10. ### ljduchez Thread Starter New Member

Jul 3, 2015
6
0
That's very good to know, thanks -- I was worried that maybe I was getting my calculation methodology from the wrong Web sites (you know how the Internet can be). I'll rebuild the circuit from scratch, and hopefully it will magically start working.

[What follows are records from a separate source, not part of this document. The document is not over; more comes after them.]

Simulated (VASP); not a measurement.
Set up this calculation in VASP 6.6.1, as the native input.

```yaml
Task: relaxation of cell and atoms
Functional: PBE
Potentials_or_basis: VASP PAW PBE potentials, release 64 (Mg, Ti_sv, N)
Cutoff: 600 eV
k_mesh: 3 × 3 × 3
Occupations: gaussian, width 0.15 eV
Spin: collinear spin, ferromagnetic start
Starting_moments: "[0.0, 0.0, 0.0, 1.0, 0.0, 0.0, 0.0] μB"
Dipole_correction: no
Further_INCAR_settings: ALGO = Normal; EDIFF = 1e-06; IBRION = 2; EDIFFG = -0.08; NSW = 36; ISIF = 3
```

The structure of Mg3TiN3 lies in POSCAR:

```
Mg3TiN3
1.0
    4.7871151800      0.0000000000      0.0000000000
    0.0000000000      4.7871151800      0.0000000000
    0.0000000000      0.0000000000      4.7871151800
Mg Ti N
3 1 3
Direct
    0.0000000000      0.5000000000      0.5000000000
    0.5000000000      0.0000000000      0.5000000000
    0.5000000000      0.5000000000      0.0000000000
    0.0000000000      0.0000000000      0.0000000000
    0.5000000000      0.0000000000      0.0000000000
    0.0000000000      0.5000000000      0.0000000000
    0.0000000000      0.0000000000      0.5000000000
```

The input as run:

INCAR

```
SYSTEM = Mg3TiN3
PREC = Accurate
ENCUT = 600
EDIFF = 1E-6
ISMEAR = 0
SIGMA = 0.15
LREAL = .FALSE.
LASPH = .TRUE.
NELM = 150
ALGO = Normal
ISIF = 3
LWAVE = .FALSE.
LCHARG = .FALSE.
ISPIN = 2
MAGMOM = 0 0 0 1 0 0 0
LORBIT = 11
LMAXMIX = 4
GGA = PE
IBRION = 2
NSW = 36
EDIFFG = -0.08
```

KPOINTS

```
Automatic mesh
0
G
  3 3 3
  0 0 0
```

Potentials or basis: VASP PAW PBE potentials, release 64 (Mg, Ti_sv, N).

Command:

One thing that bothers me, though. In figuring out my desired base current, I looked at characteristic curves for the 2N3904, drew the diagonal line and looked at the halfway point, because to me that sounds like the only informed way to select a base current that will provide the desired result. But I've seen more guides that tell you to pick a number that you feel comfortable with, say 1/50 or 1/100 of the collector current. Isn't that, um, a hideously sloppy way to go about it? If you're doing that, how does your circuit "know" to keep V(RE) sufficiently high that current won't just blast through the base and saturate the transistor? I feel like I am missing something. (In my case, the base current is 1/250 of VC according to the datasheet, and the 1/50 or 1/100 guesses would be way off.)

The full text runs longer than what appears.